Following her 2014 memoir, “Not That Kind of Girl: A Young Woman Tells You What She’s Learned,” multihyphenate director, writer and author Lena Dunham returns with ‘Famesick,’ a book that Dunham claims shows her as more mature, reflecting on her relationship to fame and to herself.
The memoir mainly takes place in the 2010s, during the time Dunham created her hit HBO show “Girls.”
This sounds like an extremely interesting read providing fans and readers alike with a deeper understanding of Dunham.
However, upon its release, critics and readers have been asking one question: Why did Lena Dunham write another memoir?
“Girls” acts as a modernized “Sex and the City,” following a group of young women through a modern New York City landscape as they come to grips with the relationships between themselves and each other. The show was praised, discussed widely and applauded for its witty writing.

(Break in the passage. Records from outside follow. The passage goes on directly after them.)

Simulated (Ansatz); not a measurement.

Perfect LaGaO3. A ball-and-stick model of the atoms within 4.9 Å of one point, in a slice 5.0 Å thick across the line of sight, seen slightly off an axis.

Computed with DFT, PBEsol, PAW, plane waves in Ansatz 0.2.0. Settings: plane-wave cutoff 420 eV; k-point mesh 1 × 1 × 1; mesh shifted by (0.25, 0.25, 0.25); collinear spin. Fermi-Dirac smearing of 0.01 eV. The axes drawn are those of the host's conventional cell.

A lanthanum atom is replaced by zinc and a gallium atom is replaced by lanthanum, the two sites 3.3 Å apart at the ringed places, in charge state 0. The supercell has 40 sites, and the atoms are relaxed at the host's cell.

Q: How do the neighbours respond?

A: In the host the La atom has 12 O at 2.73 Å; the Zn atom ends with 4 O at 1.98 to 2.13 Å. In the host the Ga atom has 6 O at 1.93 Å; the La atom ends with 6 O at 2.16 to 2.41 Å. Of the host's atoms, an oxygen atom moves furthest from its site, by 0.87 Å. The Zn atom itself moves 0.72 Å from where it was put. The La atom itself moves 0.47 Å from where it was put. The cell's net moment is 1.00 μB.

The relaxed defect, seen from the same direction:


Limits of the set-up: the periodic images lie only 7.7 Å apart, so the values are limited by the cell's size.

It’s no secret that Dunham has always been a controversial figure ESPECIALLY during the show’s popular five-year run
Viewers took note of its lack of diversity and often limiting views around what it means to be a woman.
Looking back now, these things aren’t just criticisms, they are true, which makes her new memoir “Famesick” even more frustrating.
Fans took note of her lack of accountability, especially surrounding a sexual assault allegation made against one of her writers on “Girls.” At the time, she openly defended him, and later on, when confronted with the controversy again, stated she “didn’t remember” writing it. That is what makes “Famesick” so disappointing, and, quite frankly, unnecessary. Memoirs, especially a followup, should show growth or accountability, but instead, Dunham portrays herself as sickly. The narrative she writes is one of a person stuck in a victim complex, unable to fully acknowledge the error of their ways, and instead tries to self-preserve (something Dunham has done consistently throughout her career).